Bug in my kernel : problem of memory consistency or race condition ?

[CUDA 4.0, Windows Vista SP2, 430 GT, nvcc -arch compute_20 -code compute_20]

Hi,

I wrote one of my first programs. And there is surely something I missed.

I’ve written a kernel in charge of returning the max-element of a matrix (in order to normalize it later).

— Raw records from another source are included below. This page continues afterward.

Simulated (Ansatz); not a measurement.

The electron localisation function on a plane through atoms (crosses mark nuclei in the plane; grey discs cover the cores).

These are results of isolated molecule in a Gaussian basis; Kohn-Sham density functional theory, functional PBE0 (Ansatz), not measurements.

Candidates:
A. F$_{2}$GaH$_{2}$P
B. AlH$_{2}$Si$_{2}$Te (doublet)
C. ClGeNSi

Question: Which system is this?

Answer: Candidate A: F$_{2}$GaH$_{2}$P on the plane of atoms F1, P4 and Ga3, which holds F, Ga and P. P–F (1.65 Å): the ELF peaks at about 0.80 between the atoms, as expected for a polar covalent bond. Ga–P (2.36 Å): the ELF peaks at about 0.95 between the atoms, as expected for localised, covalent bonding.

All the threads are in a same block.

The algorithm begins by doing a shared working copy of the matrix. Then, progressively, the max-element migrates to the first cell of the working copy.

The algorithm seems to be valid from all the traces I inserted. A minority of the threads get a good result : the first ones of the block.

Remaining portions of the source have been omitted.